Building an image search application that uses the Cloud Vision API and AutoML Vision

This tutorial explores how to use the Vision API and AutoML Vision label detection to power your image search and classification application. When combined with other Google Cloud services, these services make it easy for you to:

  • Search within images for detected objects and scenes.
  • Classify images into different categories based on detected image labels.
  • Use image labels and categories as search facets.

For a broader discussion on how to use the Vision API to enhance search applications, see An image search application that uses the Vision API and AutoML Vision.
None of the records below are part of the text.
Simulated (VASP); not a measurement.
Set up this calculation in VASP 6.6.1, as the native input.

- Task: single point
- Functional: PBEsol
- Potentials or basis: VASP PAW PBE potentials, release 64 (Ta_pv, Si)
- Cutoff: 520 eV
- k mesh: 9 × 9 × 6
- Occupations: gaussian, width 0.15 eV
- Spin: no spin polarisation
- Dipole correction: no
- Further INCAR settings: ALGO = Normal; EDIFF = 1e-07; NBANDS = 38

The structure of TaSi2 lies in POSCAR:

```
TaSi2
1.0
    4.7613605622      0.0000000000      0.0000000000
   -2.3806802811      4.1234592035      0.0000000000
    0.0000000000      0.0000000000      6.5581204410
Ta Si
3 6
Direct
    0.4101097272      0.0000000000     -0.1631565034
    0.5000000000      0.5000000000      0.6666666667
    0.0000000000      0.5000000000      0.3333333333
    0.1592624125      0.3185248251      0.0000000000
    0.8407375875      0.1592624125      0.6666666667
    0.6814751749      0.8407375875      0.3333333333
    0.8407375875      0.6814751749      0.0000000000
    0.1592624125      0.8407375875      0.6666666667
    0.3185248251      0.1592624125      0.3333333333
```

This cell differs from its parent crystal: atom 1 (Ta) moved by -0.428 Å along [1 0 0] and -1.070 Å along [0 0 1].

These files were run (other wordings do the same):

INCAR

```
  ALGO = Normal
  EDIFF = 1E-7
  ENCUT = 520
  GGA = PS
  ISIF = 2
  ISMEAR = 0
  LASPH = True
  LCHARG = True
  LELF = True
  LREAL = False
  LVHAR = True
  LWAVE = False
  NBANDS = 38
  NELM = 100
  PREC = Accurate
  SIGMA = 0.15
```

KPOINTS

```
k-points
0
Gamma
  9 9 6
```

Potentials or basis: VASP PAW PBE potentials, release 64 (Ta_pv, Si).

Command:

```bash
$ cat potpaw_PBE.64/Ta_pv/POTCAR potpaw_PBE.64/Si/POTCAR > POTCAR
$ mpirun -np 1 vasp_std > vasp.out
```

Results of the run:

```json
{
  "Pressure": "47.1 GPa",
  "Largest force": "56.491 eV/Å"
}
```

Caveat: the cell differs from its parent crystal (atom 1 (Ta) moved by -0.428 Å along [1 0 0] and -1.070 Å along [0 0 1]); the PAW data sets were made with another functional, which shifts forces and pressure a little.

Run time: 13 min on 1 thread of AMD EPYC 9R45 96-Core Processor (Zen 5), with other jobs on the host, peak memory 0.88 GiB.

Using label detection to make images searchable

The Vision API label detection identifies broad object sets across thousands of different object categories. Object identifications are returned as labels, where each label consists of a string value (such as "dog" or "cat") and a confidence score associated with the string. The confidence score represents the Vision API's judgment of the label's accuracy.

AutoML Vision is ideal for custom image classification with user-provided, labeled training sets. If the Vision API label detection doesn't return appropriate labels for your categorization task, we recommend training a custom image model using AutoML Vision.

By combining label detection with a search index, you can make images searchable in new ways.


The tutorial demonstrates how to use Google Cloud to build and deploy a basic image search application enhanced by the Vision API. The tutorial shows how to:

  • Create a Cloud Storage bucket to store uploaded images.
  • Configure Pub/Sub notifications, which are triggered when a new image is added to the image storage bucket.
  • Deploy services to App Engine to deliver frontend and backend services, including integration with the Vision.
  • Deploy a basic image category prediction service using AI Platform.
  • Test the image search application using sample images.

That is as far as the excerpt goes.